Your protagonist is not just bouncing from one event to another. They are changing as a result of those events. In this episode, we dig into your protagonist’s arc of emotional change, both why it matters and how to establish it.
Text version:
Hello writers!
Here is the truth about writing a novel. It is hard and it takes a long time. Anyone who is telling you something different is not giving you the full picture. One of the reasons it is hard and takes a long time is because not only do you have a lot of juggling balls in the air, you also have to make a lot of decisions along the way. And one of those decisions is how your protagonist is going to change.
In her book Story Genius, Lisa Cron says “who’s life will you utterly upend?” That person, that character, is your protagonist or main character. Not only are you going to throw a bunch of wild circumstances at them, you are going to leave them at the end of the story a changed person from how they were in the beginning.
This is called their arc of change.
Here are a few examples. In the children’s book Charlotte’s Web, Wilbur the pig starts the story sad, alone, and seriously lacking self-confidence. By the end of the book, he is proud and able to hold his head high. In Bridget Jones’s Diary, Bridget begins the novel thinking she needs to change everything about herself in order to find love, but by the end she’s realizing maybe that’s not true. In the original Star Wars, Luke Skywalker is naïve and has his head in the clouds. By the end, he has a new understanding of himself in relation to the way things are in his universe.
Why does it matter if the protagonist changes? Why can’t the story be about the external events? The answer is simple: the emotional growth of your protagonist is how readers will connect with them. And if the reader doesn’t connect with the protagonist, they won’t really care about what happens next.

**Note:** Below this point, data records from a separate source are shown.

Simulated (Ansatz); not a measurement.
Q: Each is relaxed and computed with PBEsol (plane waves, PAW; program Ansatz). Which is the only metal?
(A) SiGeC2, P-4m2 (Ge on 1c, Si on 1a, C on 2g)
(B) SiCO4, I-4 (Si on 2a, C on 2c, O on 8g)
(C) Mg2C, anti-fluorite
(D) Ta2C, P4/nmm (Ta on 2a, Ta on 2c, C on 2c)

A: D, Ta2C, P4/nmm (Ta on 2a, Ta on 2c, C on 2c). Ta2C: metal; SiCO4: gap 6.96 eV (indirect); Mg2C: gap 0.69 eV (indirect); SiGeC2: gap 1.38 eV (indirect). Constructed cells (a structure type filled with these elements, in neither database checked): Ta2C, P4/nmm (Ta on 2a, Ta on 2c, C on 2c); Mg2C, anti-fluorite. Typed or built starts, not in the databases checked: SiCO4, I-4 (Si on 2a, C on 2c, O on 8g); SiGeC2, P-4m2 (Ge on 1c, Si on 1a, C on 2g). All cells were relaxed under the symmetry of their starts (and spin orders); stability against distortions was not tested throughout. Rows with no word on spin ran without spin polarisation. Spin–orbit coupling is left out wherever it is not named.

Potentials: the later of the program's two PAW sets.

I’ve had people argue with me that there are some protagonists that don’t change, who remain the same single-focused people they were in the beginning. Characters brought up often include James Bond and Sherlock Holmes. But I would argue that they are changed. All you have to do is look at how they are making decisions. Every character in every book hits a moment of crisis or is pushed out of their comfort zone at some point. So while the arc of change may not be dramatic, it will be there.
So how do we figure out how our characters are going to grow, change, or otherwise shift by the end of the story? Well, you start with your point, the message you are trying to say with your story. I give you strategies for how to figure this out in episode 12, and I’ll put the link in the show notes. I highly recommend you go back and listen to that. If you were writing a story about two lifelong friends now in their midlife, you could be trying to say that the nature of friendship changes over time. So you would take that statement, and the way your protagonist changes would center around their understanding of that comment. Maybe in the beginning, the protagonist is really desperate to keep everything the same between herself and her friend, and by the end she embraces change both in herself and in her friend.
This is an off-the-top-of-my-head example, but you see what I mean. The message you are trying to convey with your book, the point you are trying to make, is connected to how your protagonist will change.
Another way to look at the internal arc of change in the protagonist is to consider what the character believes – or more importantly, misbelieves – in the beginning of the story. Our protagonist in the friendship book might believe that friends shouldn’t drift apart, that it means someone is doing something terribly wrong. Once you’ve got a handle on that misbelief, you’ll be able to help her evolve into believing something that serves her better.
The change in your protagonist doesn’t need to be extreme. It might be life-altering, but it also might be subtle. Both ways – and anything in between – is completely acceptable! Your job as the writer is to figure out what your protagonist’s arc of change is, and then map that change alongside the events of the plot. Every decision they make, every reaction they have, every misstep they have …it’s all moving toward their final emotional destination.
Writers, even stories with the most exciting and page-turning events need to have a protagonist that is changed by those events in some way. This is how readers connect with your story. It takes time, and it takes hard work. But it’s worth it, because your story matters. I’ll talk to you next week!
Thank you for this. One of the most helpful tools you provided for me is the “Save the Cat” chart with the explicit emotional anchors listed for each act of my novel. Now in revision I reference those anchors to make sure I’m hitting the marks to show the characters’ changes.